Written by Phil Guarnieri Friday, 10 July 2009 00:00
The job reports for June are in and the news is not good. In fact, it’s bad. Unemployment has climbed to a steep 9.5 percent - the highest level in 27 years. Meanwhile, part-time employment is growing among those who were previously full time. As cumulative income diminishes, it translates into less saving, higher interest rates and less money circulating in the economy.
If these storm clouds have a silver lining, it is that employment usually is (hold your breath) “a lagging indicator.” This factual tidbit must be a mighty comfort to those who don’t know where their next paycheck is coming from.
I received my first lesson in macroeconomics from my Uncle Don, a truck driver who could handle 18-wheelers as if they were Volkswagens. We were at a summer block party and the economy was in an awful rut. In between hamburger bites, he turned to me and asked if I knew the difference between a recession and a depression. No, not really. Well, he said, a recession is when your neighbor is out of work - a depression is when you’re out of work!
With the economy stuck in neutral, these trying times are, for many, a depression. The stimulus packages were supposed to restrain joblessness; instead earmarked for relief and infrastructure projects (the latter always the last to have any measurable benefits) it has proved to be more package than stimulus. What’s needed is a healthy dose of tax credits and incentives to send a blast of oxygen into a gasping respiratory system revving up the economic engines.
Instead, Congress, blindsided by its own ignorance, is too busy scheduling an increase in the minimum wage that will inevitably leave more unskilled workers unemployed. Since Inauguration Day, the economy has been ideologically hijacked with the banking system and then the auto industry being nationalized. Meanwhile, national health care, the holy grail of the reformers, along with a takeover of the student loan business, is being feverishly pursued. In Washington, European style socialism, strangely enough, is becoming grotesquely fashionable.
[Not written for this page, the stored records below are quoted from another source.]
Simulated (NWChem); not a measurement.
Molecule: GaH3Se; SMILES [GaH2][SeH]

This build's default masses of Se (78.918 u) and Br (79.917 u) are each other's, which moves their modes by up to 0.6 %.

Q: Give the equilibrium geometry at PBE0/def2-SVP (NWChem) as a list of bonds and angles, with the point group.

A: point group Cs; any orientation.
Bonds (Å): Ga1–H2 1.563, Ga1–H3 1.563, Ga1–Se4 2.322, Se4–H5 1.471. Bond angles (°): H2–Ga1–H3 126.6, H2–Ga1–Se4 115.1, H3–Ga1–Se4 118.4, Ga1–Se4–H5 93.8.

With the printing presses working overtime, you can sense an uneasiness settling in, perhaps unexpressed, but real and fraught with rising tension. Washington is spending, and planning to spend, unprecedented sums of taxpayer money and the enormity of it all rattles the nerves. Capitalism, most people realize, has worked. Things may need to be tinkered and adjusted; bad elements squeezed out, but people don’t want the baby thrown out with the bath water.
Over the next 10 years, federal deficits will reach a mind-boggling $1 trillion or more annually to finance the new statism! One, I imagine, is compelled to ask, is government taking over General Motors (dubbed by some as “Government Motors”) really the way to go? Is bailing out the auto industry so that overcompensating unions can continue to build cars too expensive for consumers to buy sensible? One doesn’t need to be a policy maker to answer these questions; just a parent to know that rewarding bad behavior just produces more of it.
In Manhattan there is an electrical billboard monitoring our national debt. A gnawing anxiety takes hold watching the numbers (all 12 of them) race upward almost faster than the eye could follow - like one of those digital stopwatches at track and swim meets with the tenths and hundreds of seconds flying by. These mind-blowing numbers will be trillions of leeches feasting on the labor and inheritances of our children and grandchildren if we don’t endeavor to increase our harvest or harness our profligacy.
Government largesse is cramping, if not crippling, the prospect of an early economic resurgence. But even bad policy can’t straitjacket American dynamism completely. Most likely, there will be a recovery sometime next year. But the real question is how deep will it be and how sustained? If present circumstances continue, the boom years of the 1980s and ’90s will always be a memory, never a reality. New spending means new debt that will ultimately shackle opportunity, challenge our creditworthiness and make America a less desirable place for the world’s capital.
Governed by experience, minds can change, and should, when circumstances justify altering course. The enchanting and transcendent idea that we should leave the world better than we found it has, at its very core, a profound veneration for the dignity and worth of human enterprise. Its warrant compels us to see our lives not merely as an island but, rather, an isthmus solicitously connecting, through the corridors of time, one generation with the next. Such a sentiment lifts history above farce and invests it with the grace of duty, obligation and commitment.
Implicit in that proposition is that we can make a difference, that the future can be shaped for the better, that life has a purpose beyond the immediacy and self-gratification of our own lives and that our happiness is somehow bound up with that truth. If it weren’t so, we would not find satisfaction, or joy, in living, working and sacrificing for our children. To bequeath the next generation with the values and ideals that have sustained us, and those before, is to give them roots; freeing them from the despotism of indebtedness will also give them wings.